How a Community Pays Off… So You Can Buy a Robot

Building an online community can be incredibly frustrating. Getting people on board with your community is a difficult task, especially when there are no other members. However tedious the process of acquiring members may be, it is well worth it in the end. As Dino Dogan points out in his article, “How To Build a Community of Fanatics,” community members will actually start doing your job for you… for free!

 

You’re Not a Robot

One huge thing to remember when dealing with the online world: you’re not a robot, and neither are the other members.

“No one wants to interact with a brand, a logo, a picture of your dog, a cartoon, or worse,” Dogan said.

People are starting to talk behind your back, saying that they think you're a robot... Show your face. Use your name. It makes a difference. Photo uploaded by Dan Coulter. All rights reserved.

People are starting to talk behind your back, saying that they think you’re a robot… Show your face. Use your name. It makes a difference.
Photo uploaded by Dan Coulter. All rights reserved.

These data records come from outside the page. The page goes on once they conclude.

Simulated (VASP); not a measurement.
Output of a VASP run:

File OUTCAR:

People want to interact with other people. By doing two basic things, you can convince that you do not have robotic arms:

  1. Use a picture of yourself (a close-up of your face)
  2. Use your real name.

By adhering to these two simple rules, it will have a subconscious effect on others. It shows that you stand behind your words and actions; you’re not hiding behind a screen name and a puppy dog. You’re Zachary Prutzman, and you have something to say.

 

… Seriously, Though. You’re Not a Robot.

I don’t think I’ve stressed the whole not-a-robot thing enough. So I’m going to talk about it some more.

When starting a community, you need to reach members on a personal level.

David Spinks proposes a fool-proof community building strategy in his blog post, titled “How to Build a Community From Scratch.”

Step 1: Pick up the phone and call a community member. Ask them about themselves and their experience with the company.

Step 2: Invite them to a private Facebook group for your customers.

Step 3: Introduce them to the group and help them get involved in the discussion.

This sounds difficult, I know. But building a community will pay off in the future (keep reading – you’ll understand soon enough). You don’t have to call all your community’s members. Start with one, then the next, then the next. Making a personal connection shows that you value their opinions.

 

It’s Pay Day 

Finally, you’ve escaped the talk of robotics. It’s a relief. But not nearly as big a relief as building a successful community… cause now you can sit back and relax. Have a beer (I recommend having multiple beers, but to each his own).

***Quick side note: The rest of this article is only true if you have built a community of “fanatics.” Members must be active and willing to participate. If you have not reached this point, you need to read some more things on “How to Not Be a Robot.” Sorry.***

So, how will these “fanatics” make your job easier? Well, Dogan points out a variety of reasons:

  • Engaged members are the ones that will market for you while you sleep (… robots don’t need sleep. Maybe I should be a robot.).
  • They will field technical questions from other members.
  • They will fulfill your help-desk tickets.
  • They will recruit others to do the same.
  • They will do it all for free!

One thing that Dogan stresses is that members must be enthusiastic about your community… and this enthusiasm cannot be bought with money.

… but you could buy a robot. Just saying.